Editor's Note: Since this story was published, an Australian ship heard a third "pulse" signal, and several more ships are rushing to the area to improve the search. Read our ongoing coverage of the Malaysian Airlines Flight 370 search here.
PERTH, Australia - The head of the multinational search for the missing Malaysia Airlines Flight 370 said Sunday that two electronic pulses reportedly picked up by a Chinese ship were an encouraging sign but stressed they are not yet verified.
Retired Air Chief Marshal Angus Houston told reporters in Perth that two naval ships with high-technology equipment were being sent to the area where the signals were reported to try to confirm or rule out whether they were from the missing plane's flight recorders.

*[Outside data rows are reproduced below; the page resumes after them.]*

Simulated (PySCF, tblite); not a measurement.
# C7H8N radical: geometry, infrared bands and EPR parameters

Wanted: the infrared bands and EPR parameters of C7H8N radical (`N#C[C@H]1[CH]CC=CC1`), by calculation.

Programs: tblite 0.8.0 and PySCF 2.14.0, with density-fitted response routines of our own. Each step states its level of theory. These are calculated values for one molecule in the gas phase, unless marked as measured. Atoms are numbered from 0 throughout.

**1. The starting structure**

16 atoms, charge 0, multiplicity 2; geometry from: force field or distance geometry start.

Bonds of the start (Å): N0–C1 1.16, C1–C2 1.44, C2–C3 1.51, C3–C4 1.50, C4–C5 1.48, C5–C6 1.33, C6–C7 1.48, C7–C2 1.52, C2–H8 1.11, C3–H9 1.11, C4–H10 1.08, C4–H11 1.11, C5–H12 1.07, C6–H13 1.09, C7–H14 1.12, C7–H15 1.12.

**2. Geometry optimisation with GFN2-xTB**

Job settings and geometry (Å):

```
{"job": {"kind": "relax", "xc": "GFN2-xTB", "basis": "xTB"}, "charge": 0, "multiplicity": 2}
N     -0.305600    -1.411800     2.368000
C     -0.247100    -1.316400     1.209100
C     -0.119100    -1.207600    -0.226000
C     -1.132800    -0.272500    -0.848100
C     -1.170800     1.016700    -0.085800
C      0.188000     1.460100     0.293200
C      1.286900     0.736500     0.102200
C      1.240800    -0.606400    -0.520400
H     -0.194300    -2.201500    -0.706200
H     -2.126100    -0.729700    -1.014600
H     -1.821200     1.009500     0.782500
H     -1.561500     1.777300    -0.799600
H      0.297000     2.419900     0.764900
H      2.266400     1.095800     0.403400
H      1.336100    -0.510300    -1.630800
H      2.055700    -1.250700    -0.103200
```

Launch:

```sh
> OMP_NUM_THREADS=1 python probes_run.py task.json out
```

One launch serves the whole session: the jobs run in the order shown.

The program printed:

"This is an important and encouraging lead," Houston said of reported acoustic detections from the Haixun 01, but urged caution in drawing any conclusions before the signals were verified.
He said that the Australian vessel Ocean Shield also was investigating a separate acoustic detection.
Officials said that up to 12 military and civilian planes and 13 ships would take part in Sunday's search, which will focus on three areas totaling 83,400 square miles.
The Haixun 01 first reported hearing a "pulse signal" Saturday in Indian Ocean waters with the same frequency emitted by the plane's data recorders. China's official Xinhua News Agency said a black box detector deployed by the Haixun 01 picked up a signal at 37.5 kilohertz (cycles per second).
On Sunday morning, Chinese officials told the Joint Agency Coordination Center - the Australian government agency coordinating the search - that Haixun 01 had detected the signal for a second time within 1.2 miles of the first occurrence, said Houston, the agency's chief coordinator.
With the batteries in the black boxes' locator beacons due to run out any day, crews are in a desperate race against the clock.
The two naval ships -- the Ocean Shield and the British Navy's HMS Echo - are to join the Chinese ship as expeditiously as possible, Houston said on Sunday.
On Friday for the first time, the Ocean Shield and HMS Echo launched an underwater search trying to pick up a signal from the black box flight recorders on the Beijing-bound plane before they are expected to fall silent. The batteries last only about 30 days, which would be Monday.
The search for the Boeing 777 -- plagued by confusion, and agonizing to relatives of the 239 passengers -- has frustrated investigators and left many wondering how long it can go on.
The two ships began probing the ocean along a 150-mile route that investigators hope is close to where Malaysia Airlines Flight 370 went down. The Ocean Shield is towing a U.S. Navy device that can detect signals or pings from the flight data and cockpit voice recorders, commonly known as the black boxes.
The U.S. Navy's towed pinger locator can pick up signals to a depth of 20,000 feet, and so should be able to hear the plane's data recorders even if they are at the deepest part of the search zone, about 19,000 feet.
But no wreckage from the plane has been found, so officials cannot even be sure they are looking in the right location. The 84,000-square-mile search area, about 1,100 miles northwest of Perth, was already shifted almost 700 miles to the north after investigators decided that the plane was traveling faster than originally thought.
Plus, the pinger locator -- consisting of a 30-inch cylindrical microphone attached to about 20,000 feet of cable -- must be dragged slowly through the water at just 1 to 5 knots (or 1 to 6 mph) in a grid pattern. And false alerts can come from animals such as whales, or interference from shipping noise.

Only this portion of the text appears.